Researchers at Worcester State University, UMass Lowell, and Georgia State University scrutinized the backgrounds of individuals who perpetrated mass shootings during the period from 1990 to 2014. “Recalling that under the federal mental health background check law only persons who have been ‘adjudicated as a mental defective’ or ‘committed to any mental institution’ are prohibited from possessing firearms, we found that five public mass murderers” — 4.7 percent of the total — “would have had gun-disqualifying mental health records prior to their attacks.”
Silver, J. et al., “Public Mass Murderers and Federal Mental Health Background Checks for Firearm Purchases,” Law & Policy (forthcoming).
Is Canada next?
Maybe Canada should build a wall and make us pay for it. Not only did a poll taken right before Donald Trump’s election show that three-quarters of Canadians would consider voting for a candidate with Trump-like policies, but a study in the Canadian Journal of Political Science found that there’s been an increase in the partisan divide in that country with regard to inequality and welfare policy.
Kevins, A. & Soroka, S., “Growing Apart? Partisan Sorting in Canada, 1992–2015,” Canadian Journal of Political Science (March 2018).
Hold your fire
Using official and confidential data from “a large municipal police department in the Southwestern United States,” researchers compared incidents in which an officer fired his weapon versus incidents in which an officer drew his weapon but did not fire, controlling for the suspect’s race; the nature of the threat; the officer’s race, gender, years of experience, and recent complaints; and neighborhood crime and demographics. Black suspects, the researchers concluded, were about one third as likely to be shot as other suspects.

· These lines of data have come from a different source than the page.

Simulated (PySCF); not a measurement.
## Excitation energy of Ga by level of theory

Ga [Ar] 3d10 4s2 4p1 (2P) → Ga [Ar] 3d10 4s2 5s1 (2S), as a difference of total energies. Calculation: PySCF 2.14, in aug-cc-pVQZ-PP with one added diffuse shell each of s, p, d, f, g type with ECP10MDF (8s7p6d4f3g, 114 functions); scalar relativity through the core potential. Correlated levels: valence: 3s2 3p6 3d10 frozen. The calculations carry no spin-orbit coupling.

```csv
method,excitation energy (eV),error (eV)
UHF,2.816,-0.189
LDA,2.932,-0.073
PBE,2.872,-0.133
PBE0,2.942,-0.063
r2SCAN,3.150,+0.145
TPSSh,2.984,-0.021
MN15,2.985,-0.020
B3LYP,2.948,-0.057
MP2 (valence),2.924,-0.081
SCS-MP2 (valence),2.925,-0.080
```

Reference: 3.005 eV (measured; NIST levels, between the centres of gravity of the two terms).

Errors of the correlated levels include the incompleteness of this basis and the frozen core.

Worrall, J. et al., “Exploring Bias in Police Shooting Decisions with Real Shoot/Don’t Shoot Cases,” Crime & Delinquency (forthcoming).
Everyone I know is doing it
According to an analysis of polling data for both the US and French presidential elections, asking respondents how their acquaintances would vote was generally more effective at predicting the outcome than asking respondents about their own voting intentions. In fact, social-circle estimates were “more successful than both own-intention questions and aggregate polls in predicting winners of the five swing states that unexpectedly went to Trump (Florida, Michigan, North Carolina, Pennsylvania and Wisconsin). They predicted four of these states correctly, compared with three by own-intention questions and zero by aggregate polls.” And social-circle estimates showed a shift toward Trump in the weeks leading up to the election that was not revealed by own-intention questions.
Galesic, M. et al., “Asking about Social Circles Improves Election Predictions,” Nature Human Behaviour (March 2018).
Lend some green
Banks with branches in counties that experienced a fracking boom took in more deposits in those branches, which then allowed those banks to lend more in other counties. Using this natural variation in the availability of credit, a study found that greater availability of credit reduced pollution in these other counties as a whole and among firms that had relationships with those banks. These firms also earned better independent evaluations of environmental performance and were more likely to mention environmental protection in their annual reports. The theory is that extra credit helps finance pollution-control investments.
Levine, R. et al., “Bank Liquidity, Credit Supply, and the Environment,” National Bureau of Economic Research (March 2018).